Gold King Mine and 35 mining sites added to National Priorities List for Superfund cleanup
The U.S. Environmental Protection Agency (EPA) took a key step toward cleanup at the Gold King Mine and 35 other sites in the Bonita Mining District in southwestern Colorado, putting them on the National Priorities List (NPL) for Superfund cleanup.
The Bonita Mining District NPL will consist of 35 dormant mines, seven tunnels, four heaps of tailings and two study areas located along Mineral Creek, Cement Creek and the Upper Animas River.
These are among 10 new sites nationwide targeted for cleanups — dependent on Congress providing funds. The federal Superfund program involves investigating and cleaning up the nation’s worst environmental disasters to protect human health and the environment, The Denver Post reported.
“Listing the Bonita Peak Mining District on the National Priorities List is an important step that enables EPA to secure the necessary resources to investigate and address contamination concerns of San Juan and La Plata Counties, as well as other downstream communities in New Mexico, Utah, and the Navajo Nation,” EPA regional administrator Shaun McGrath said in a prepared statement.
“We look forward to continuing our efforts with the state of Colorado, the Bureau of Land Management, the U.S Forest Service, tribal governments and our community partners to address the impacts of acid mine drainage on the Animas River.”
The formal designation had been expected, and preliminary work at the Gold King has begun. An EPA–run crew in August 2015, assessing how to open the Gold King as acid metals wastewater built up inside, accidentally triggered a 3 million-gallon spill.
EPA officials on April 7 proposed adding the Bonita district to the priorities list and began a period for public comment.
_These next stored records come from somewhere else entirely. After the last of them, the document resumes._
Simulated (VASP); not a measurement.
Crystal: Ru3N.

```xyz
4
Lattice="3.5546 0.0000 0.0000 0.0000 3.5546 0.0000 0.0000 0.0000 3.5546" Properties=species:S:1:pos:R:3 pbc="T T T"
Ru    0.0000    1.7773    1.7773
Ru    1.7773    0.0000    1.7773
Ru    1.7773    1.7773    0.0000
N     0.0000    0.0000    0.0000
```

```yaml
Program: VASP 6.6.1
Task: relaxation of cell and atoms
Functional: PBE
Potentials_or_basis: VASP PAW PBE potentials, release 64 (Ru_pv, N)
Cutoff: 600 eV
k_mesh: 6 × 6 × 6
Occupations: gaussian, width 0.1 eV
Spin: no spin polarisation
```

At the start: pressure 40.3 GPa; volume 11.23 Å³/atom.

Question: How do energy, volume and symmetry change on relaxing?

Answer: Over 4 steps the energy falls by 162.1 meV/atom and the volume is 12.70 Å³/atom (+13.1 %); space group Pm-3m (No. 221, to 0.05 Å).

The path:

"The listing does not resolve pending litigation by the State of New Mexico and the Navajo Nation regarding the August 2015 release from the Gold King Mine,” Thaddeus Lightfoot, a partner at the international law firm Dorsey & Whitney said. “That litigation alleges EPA negligence caused extensive damage to the Animas and San Juan Rivers. However, the final Bonita Mining District NPL listing is significant for three reasons.”
Lightfoot said the listing could pave the way for the use of federal Superfund program funds to investigate and remedy damage in the area; will allow the federal government to investigate adverse effects in the entire Bonita Mining District and wherever hazardous substances released in the district have travelled and that the listing has ended the debate over whether the federal government should use the Superfund program to address contamination in the area.
“Listing the Bonita Peak Mining District is critical to addressing historic mining impacts in San Juan County and our downstream communities,” Colorado Department of Public Health and Environment director of environmental programs Martha Rudolph said in a statement issued by EPA officials as part of their announcement.
U.S. Rep. Scott Tipton expressed hope for greater collaboration on the cleanup.
“I’m hopeful that with this designation the EPA will continue to collaborate with local, tribal, and state officials and work to protect the local economy, maximizing local employment opportunities where possible, and providing adequate funding to ensure the cleanup begins as quickly as possible,” Tipton said in a prepared statement following the EPA decision.